What Is the Plan for Tomorrow?

The heading of this post is the final sentence in The Wall, by John Hersey — a novel about a group of Jewish friends in the Warsaw ghetto during the Nazi occupation of Poland.

And The Wall is the final book on the Racine Library classics list that I started working on back in the late 1980’s. I had determined, back then, to start reading classics. My sister found a list of “must read” classics at the Racine Library and gave me a copy. I began reading books on the list and soon became discouraged. Most of them were gloomy and depressing. I wasn’t having any fun.

I decided to make my own list of classics to read. (This eventually turned into the Carp 500.) I completed that list in 1999 and looked for something else to read. That’s just the way I am — I thrive on listing.

And there, just waiting for me to pick up where I’d left off, was the Racine Library list. I started in again. And got discouraged and quit again.

And a few years later, started in again. And got discouraged and quit again.

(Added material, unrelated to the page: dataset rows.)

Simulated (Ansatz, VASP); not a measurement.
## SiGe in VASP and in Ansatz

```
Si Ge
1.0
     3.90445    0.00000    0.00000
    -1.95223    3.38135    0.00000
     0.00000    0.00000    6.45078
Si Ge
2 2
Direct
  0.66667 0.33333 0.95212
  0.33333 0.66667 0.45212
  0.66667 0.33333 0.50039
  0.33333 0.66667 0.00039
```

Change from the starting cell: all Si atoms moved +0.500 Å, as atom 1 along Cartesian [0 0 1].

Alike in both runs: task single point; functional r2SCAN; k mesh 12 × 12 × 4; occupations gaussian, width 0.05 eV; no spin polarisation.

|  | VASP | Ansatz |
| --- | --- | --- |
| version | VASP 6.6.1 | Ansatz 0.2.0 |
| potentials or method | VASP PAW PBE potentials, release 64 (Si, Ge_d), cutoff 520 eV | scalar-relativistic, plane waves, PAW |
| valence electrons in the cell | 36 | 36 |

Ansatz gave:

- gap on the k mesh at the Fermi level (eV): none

But something about the stupid list kept eating at me. Maybe because it was the first one and I hadn’t finished it. I don’t know. But I felt compelled, somehow, to complete it. This battle with myself continued. On the one hand, I wanted to finish the list. On the other hand, I hated the list and wanted to be freed from it forever.

At one point, I even went so far as to destroy every copy of it. (I’d made a spreadsheet on my computer, I had the original copy at home and a second copy in my car for when I went to the library.) I tore them up and deleted them, and that was that.

Until I was browsing through an old blog and found it all over again. There were about 35 books left on the list. All those times I’d returned to it over the years had gotten me closer and closer to completion (and there was a fair amount of overlap with the Carp 500 — not all the books on the list were turkeys).

So I started again. I put no pressure on myself to complete it by a given date or even to read every book all the way through. If you follow the link above, you can see where I’ve marked the handful of books I quit. But even in those, I read a minimum of 50 pages, just to be legit.

For no reason in particular, the final unread book on the list was The Wall. And now I’m done.

During the past 20 years, when I’ve been a slave to this list, I’ve often imagined the librarian who originally compiled it. I figure she’s a woman — most librarians (and all “shes”) are. I imagine she put as much thought into the list as I generally put into my breakfast (Frosted Raspberry or Frosted Blueberry Pop-Tarts?). I see her retired now, living with her married daughter in Waukesha. I picture her sitting on a couch eating Cheese Puffs and watching reruns of The Simpsons, never knowing the power she had over me all these years.

But now I’m free! I’m free!

I think “What is the Plan for Tomorrow?” is a very fitting final sentence.

I’ve got to find another reading list soon.